This repository contains results for applying a Convolutional Neural Network (CNN) and a Spiking Neural Network (SNN) for learning action recognition on the UCF101 action data set. This code takes advantage of the PyTorch framework for the CNN and the SNN uses Nengo_dl which incorporates deep learning into Nengo, a python library for simulating neural models.
To install all of the libraries to run the code in this repository, do the following.
pip install -r requirements.txt
I HIGHLY recommend using a machine with a GPU when running this code. Doing so made the software run about 20 times as fast (with an AMD Ryzen Threadripper 2970WX 24-Core Processor CPU vs a GTX 2080).
Also available is the data forward passed through the trained CNN. This and the pretrained weights for the CNN for this experiment are given here. Please cite the creators of UCF101 and the pretrained weights respectively if you use their data.

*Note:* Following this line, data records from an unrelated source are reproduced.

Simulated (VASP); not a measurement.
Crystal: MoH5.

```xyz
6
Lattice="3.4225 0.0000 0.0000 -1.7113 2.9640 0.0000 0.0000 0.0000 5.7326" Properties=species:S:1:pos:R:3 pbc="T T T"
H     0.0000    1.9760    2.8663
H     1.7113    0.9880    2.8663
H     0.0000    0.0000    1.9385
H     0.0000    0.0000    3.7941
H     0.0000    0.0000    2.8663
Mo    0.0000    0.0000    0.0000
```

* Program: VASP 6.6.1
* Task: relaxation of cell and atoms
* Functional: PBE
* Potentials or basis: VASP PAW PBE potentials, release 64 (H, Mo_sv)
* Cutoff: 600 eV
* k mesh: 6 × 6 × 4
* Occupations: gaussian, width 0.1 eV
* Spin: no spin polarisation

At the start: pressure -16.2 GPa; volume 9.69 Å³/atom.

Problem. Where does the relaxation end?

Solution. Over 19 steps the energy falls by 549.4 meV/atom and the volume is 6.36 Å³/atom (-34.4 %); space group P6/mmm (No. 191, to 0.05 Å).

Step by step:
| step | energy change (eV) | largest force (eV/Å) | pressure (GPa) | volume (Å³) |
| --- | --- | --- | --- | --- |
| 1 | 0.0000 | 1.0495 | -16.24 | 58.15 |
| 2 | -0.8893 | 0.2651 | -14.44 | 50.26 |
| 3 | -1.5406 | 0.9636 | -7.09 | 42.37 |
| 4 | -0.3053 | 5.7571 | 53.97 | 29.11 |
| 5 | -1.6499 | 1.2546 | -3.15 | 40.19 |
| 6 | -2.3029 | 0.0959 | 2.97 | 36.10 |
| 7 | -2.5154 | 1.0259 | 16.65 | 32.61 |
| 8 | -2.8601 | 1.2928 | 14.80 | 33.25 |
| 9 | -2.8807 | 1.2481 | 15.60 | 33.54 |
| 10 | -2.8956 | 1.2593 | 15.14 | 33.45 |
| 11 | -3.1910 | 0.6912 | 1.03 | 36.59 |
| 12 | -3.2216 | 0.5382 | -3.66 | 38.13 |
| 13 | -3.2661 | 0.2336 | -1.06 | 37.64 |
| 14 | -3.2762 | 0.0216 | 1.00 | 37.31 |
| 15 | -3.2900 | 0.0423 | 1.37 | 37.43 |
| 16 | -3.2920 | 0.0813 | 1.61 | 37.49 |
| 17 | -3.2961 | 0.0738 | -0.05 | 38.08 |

To run the code, please do the following
python main.py -c path/to/config.json
Alternatively running
python main.py
will use the path "./configs/config.json" as the default.
name: Name of project, used in naming directories where the logs are saved.
seed: Seed # for this project.
data_path: Location where the RAW data is (if you want to forward pass the data through the CNN).
use_cuda: Do you want to use your GPU?
save_dir: Location where logs are saved
dataloader: Anything related to how the raw data becomes forward passed through the CNN and given to the SNN.
shuffle: Will the data be given to the CNN in a random order?
pin_memory: IDK but Im too scared to change it :)
batch_size: Batch size for forward passing data through the CNN
pickle_locations: Locations of various pickled data that may be useful for saving you time instead of gathering the data yourself.
SNN-minibatch_size: minibatch size for training/testing the SNN
SNN_trainer: Settings that related to training/testing the SNN
epochs: Number of epochs to TRAIN for
import_CNN_forward_data: Where data that was passed through the CNN and pickled loaded in. If false will forward pass and save the data to the pickled locations.
get_initial_testing_accuracy: Whether the untrained SNN should forward pass the data (mostly used as a sanity check)
do_SNN_training: Whether the SNN is trained or not. If false will load in the SNN weights.
The CNN architecture is RESNET-152. The CNN used pretrained weights acquired from this repository. This CNN was trained on the same data set, but also used a LSTM during training to learn temporal features.
Two architectures were chosen for the SNN. The first is an "EnsembleArray". An ensemble is a group of neurons that collectively represent a vector. The EnsembleArray class creates an array of these Ensembles that are connected together layer by layer. The second architecture chosen was the use of a LMU, spiking and non spiking. More information about the LMU can be found in their paper here.
Documentation for nengo and nengo_dl can be found on their website and in their respective papers. nengo nengo_dl
This data set was acquired from labeling and cutting YouTube videos into clips that range from 30 frames to a few minutes. There are 101 possible actions that each video can be labeled. This raw, split data set can be downloaded here.
Since the UCF101 data set has clips from the same videos, it is useful to use the data set splits that are given. In the following results split 1 is used.
All of the models converged to their top accuracy fairly quickly, and further training typically led to overfitting. All of the models used a SpikingRectifiedLinear type model for the neuron as this trained quickly and led to the best results. LIF was also tested and trained quickly but performed worst. Finally, AdaptiveLIFRate and Izhikevich neuron models were attempted, but trained extremely slower compared to LIF and SpikingRectifiedLinear. Documentation about these neurons can be found here.
The best testing accuracy achieved with the EnsembleArray architecture was 87.98%. It was noticed that as the n_ensembles increased, the better performance became. This wasn't as noticeable for n_neurons. This results was achieved with n_neurons = 50 and n_ensembles = 10,000.
The best results were typically obtained when the order of the LMU was 2, and the number of units would need to fine tuned to find the best results (In this case I kept both at 800). For the spiking LMU the best results were 42.89% while the non-spiking LMU had a best accuracy of 90.61%.
From observations, it seemed that the spiking LMU was more prone to overfitting than the non-spiking version. I was not able to rectify this issue.
In the GitHub project that the CNN is used from, the author managed to get an accuracy of 85.68% as the best results when using the same CNN + LSTM. This accuracy is also inflated by the fact that the author had some of their training data leak into their testing data (see issue here). Therefore, by using a non-spiking LMU or the EnsembleArray instead of a LSTM results in better accuracy. It should be noted that the best accuracy on this data set is around 95.6% according to this paper.
Extensions:
-Artificially increase the length of the videos or cut the longer videos into smaller segments for more training data. Currently only the first 30 frames of each video are used.
-End to End training of the CNN + SNN together.
-Anything else in the issues page